Bethel Park School District v. Bethel Park Federation of Teachers, Local 1607

CONCURRING OPINION BY

Senior Judge FRIEDMAN.

Because I disagree that the trial court properly vacated the Arbitrator’s award on the basis that it violates the well-defined public policy of protecting students from sexual harassment, I concur in the result only.1 I do not agree that the Arbitrator’s award was not rationally derived from the collective bargaining agreement (CBA) because absent the due process violations, which I conclude Michael Lehotsky (Griev-ant) waived, the Arbitrator determined that Grievant would be discharged for grievous misconduct. For that reason, I believe there is just cause for discharging Grievant. Accordingly, I conclude that the majority’s discussion of the public policy exception is superfluous.

The Majority holds that the issue of whether Grievant was discharged for “just cause” is within the terms of the CBA, but that the Arbitrator’s award cannot be rationally derived from the CBA, and, therefore, does not meet the second prong of the essence test. Specifically, the Majority holds that the Arbitrator imposed additional due process requirements beyond the procedural due process components of the contractual “just cause” standard in the CBA by looking at Bethel Park School District’s (School District) Unlawful Harassment Policy (Harassment Policy).

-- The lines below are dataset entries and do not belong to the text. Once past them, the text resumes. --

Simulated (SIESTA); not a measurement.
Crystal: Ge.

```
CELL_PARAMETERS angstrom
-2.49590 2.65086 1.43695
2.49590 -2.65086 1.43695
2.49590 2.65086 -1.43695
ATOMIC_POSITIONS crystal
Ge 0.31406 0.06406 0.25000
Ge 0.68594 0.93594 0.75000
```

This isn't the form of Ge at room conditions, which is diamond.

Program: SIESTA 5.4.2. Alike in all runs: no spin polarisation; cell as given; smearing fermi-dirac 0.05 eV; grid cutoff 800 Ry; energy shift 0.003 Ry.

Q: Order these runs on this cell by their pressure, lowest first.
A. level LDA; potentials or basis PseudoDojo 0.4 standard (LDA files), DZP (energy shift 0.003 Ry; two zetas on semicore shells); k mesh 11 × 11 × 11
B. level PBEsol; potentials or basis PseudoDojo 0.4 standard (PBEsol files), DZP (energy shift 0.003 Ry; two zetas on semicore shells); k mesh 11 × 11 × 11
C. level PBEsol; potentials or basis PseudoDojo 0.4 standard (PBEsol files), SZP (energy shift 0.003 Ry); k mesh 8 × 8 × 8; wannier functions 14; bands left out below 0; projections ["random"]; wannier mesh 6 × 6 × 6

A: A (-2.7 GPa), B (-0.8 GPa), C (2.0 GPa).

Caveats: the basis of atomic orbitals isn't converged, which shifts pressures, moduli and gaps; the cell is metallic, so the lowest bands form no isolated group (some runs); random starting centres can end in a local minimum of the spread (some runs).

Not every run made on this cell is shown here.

Once an issue is determined to be within the terms of the CBA, the award will be upheld if the arbitrator’s interpretation can be rationally derived from the CBA. State System of Higher Education (Cheyney University) v. State College University Professional Association (PSEA-NEA), 560 Pa. 135, 150, 743 A.2d 405, 413 (1999). An arbitrator’s award will only be vacated “where the award indisputably and genuinely is without foundation in, or fails to logically flow from, the [CBA].” Id. Whether the award was rational under the contract is the appropriate inquiry. Westmoreland Intermediate Unit # 7 v. Westmoreland Intermediate Unit # 7 Classroom Assistants Educational Support Personnel Association, PSEA/NEA, 595 Pa. 648, 661, 939 A.2d 855, 863 (2007).

Here, the Arbitrator determined that there was no just cause because the School District violated Grievant’s due process rights. The term “just cause” was not *163defined by the parties in the CBA. It is clear that, by not agreeing upon and incorporating a definition of “just cause” into the CBA and by placing the arbitrator into the role of resolving disputes arising under the CBA, the parties intended for the arbitrator to have the authority to interpret the terms of the agreement, including the undefined term “just cause,” and to determine whether there was just cause for discharge. Office of the Attorney General v. Council 13, American Federation of State, County & Municipal Employees, AFL-CIO, 577 Pa. 257, 268-69, 844 A.2d 1217, 1224 (2004). Whether Grievant was given due process is a “just cause” consideration. Cheyney University, 560 Pa. at 154, 748 A.2d at 416 (factual determination of due process rationally derived from the CBA). Thus, the Arbitrator’s consideration of whether Grievant was given due process was rationally derived from the CBA. However, I believe the Arbitrator erred in determining that Grievant was not given due process.2

In Cleveland Board of Education v. Loudermill, 470 U.S. 532, 546, 105 S.Ct. 1487, 1495, 84 L.Ed.2d 494 (1985), the Supreme Court determined that due process requires that “[t]he tenured public employee [be] entitled to oral or written notice of the charges against him, an explanation of the employer’s evidence, and an opportunity to present his side of the story.”

Here, Grievant was given notice of the charges against him, an explanation of the employer’s evidence and an opportunity to present his side of the story. However, Grievant voluntarily waived his Louder-mill hearing. Thus, he waived his opportunity to object to any due process violations. Accordingly, the Arbitrator erred in finding a due process violation.

Absent the due process violation, the Arbitrator found Grievant unfit to teach and would have discharged him.3

Accordingly, I concur in the result only.

. Although I recognize that there is a distinct public policy against sexual harassment, the Arbitrator did not find that Michael Lehot-sky’s conduct constituted sexual harassment. The Arbitrator only found inappropriate touching, not sexual harassment. The Majority determined that sexual harassment includes physical conduct and touching; however, physical conduct and touching do not necessarily constitute sexual harassment.

. Contrary to the Majority's assertion, neither party argues that the School District's Unlawful Harassment Policy is not to be considered part of the CBA.

. The Arbitrator determined that:

Persuasive evidence establishes that the Grievant is guilty of grievous misconduct which would ordinarily warrant his discharge. Had the District predicated its disciplinary determination upon a fair and impartial investigation, the Arbitrator would have been loathe to disturb the District’s conclusion that, so long as he persisted in his behavior, the Grievant was unfit to teach. The Grievant has not been spared discharge because he is not guilty, but because the District violated significant due process rights in conducting its investigation.